House Speaker Paul Ryan and quite possibly some in popular vote loser Donald Trump's own cabinet team (say, like maybe Ryan's old colleague Tom Price, who is now Secretary of Health and Human Services) seem to be trying to capitalize on Trump's ignorance and hoodwink him into rushing Obamacare repeal. He's somehow come up with the idea that he can't do tax cuts, which is probably a higher priority for him, until health care is done.
Referring to his own enthusiasm for tax reform, Trump explained, “I can’t do it until we do health care, because we have to know what the health care is going to cost and—statutorily—that’s the way it is. So for those people who say, ‘oh, gee, I wish we could do the tax first,’ it just doesn’t work that way. I would like to do the tax first.”
Trump is wrong about this. There is no statutory requirement for him to do health care before he works on tax reform. What’s at issue is simply Paul Ryan’s legislative strategy. Ryan wants to pass a tax reform plan with a party-line vote, which means he needs to use the budget reconciliation process to avoid a Senate filibuster. […]

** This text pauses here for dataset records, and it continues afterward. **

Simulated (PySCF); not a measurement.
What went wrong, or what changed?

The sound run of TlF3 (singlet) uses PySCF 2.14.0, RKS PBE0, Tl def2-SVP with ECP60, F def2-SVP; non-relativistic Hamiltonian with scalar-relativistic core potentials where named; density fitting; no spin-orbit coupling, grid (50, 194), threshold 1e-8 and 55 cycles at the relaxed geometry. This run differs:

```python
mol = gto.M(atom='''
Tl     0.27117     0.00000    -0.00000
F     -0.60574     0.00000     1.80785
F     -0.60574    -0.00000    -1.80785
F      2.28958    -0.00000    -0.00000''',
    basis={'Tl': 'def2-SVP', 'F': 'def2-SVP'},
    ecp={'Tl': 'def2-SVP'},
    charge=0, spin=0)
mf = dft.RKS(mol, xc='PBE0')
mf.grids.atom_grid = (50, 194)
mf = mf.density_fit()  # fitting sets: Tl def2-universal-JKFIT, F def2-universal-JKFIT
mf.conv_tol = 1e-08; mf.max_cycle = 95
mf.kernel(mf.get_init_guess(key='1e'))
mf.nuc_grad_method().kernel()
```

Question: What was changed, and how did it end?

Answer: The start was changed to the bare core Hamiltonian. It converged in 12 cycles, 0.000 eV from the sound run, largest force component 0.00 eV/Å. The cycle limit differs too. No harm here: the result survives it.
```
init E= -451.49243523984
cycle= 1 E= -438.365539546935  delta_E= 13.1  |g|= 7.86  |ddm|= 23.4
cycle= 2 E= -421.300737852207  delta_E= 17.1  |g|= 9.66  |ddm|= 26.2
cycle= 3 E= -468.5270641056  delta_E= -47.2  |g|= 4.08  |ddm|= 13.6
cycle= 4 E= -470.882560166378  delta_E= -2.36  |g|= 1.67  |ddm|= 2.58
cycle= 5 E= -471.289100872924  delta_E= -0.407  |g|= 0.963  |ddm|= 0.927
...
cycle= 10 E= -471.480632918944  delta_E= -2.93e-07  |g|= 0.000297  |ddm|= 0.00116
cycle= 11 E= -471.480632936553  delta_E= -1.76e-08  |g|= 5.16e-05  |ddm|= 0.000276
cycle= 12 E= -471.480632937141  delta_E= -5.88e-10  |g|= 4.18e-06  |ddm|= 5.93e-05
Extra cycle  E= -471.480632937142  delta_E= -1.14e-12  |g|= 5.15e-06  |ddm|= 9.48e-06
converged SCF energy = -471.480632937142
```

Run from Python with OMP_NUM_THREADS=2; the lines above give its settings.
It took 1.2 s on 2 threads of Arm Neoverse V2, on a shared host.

If Congress wanted to, they could easily reverse this order of operations. Ryan and Trump could set ACA repeal aside and work on a revenue-neutral tax reform plan. Then if it passes, they could consider health issues separately. Ryan doesn’t want to do it that way. And to be clear, that’s him making a choice, not a statutory requirement. But people in Trump’s circle seem to have misinformed him about the sequencing—possibly in order to prevent the president and the speaker from getting into a dispute about it.
Maybe Ryan's big rush to ram repeal through is to get it done before Trump figures this out.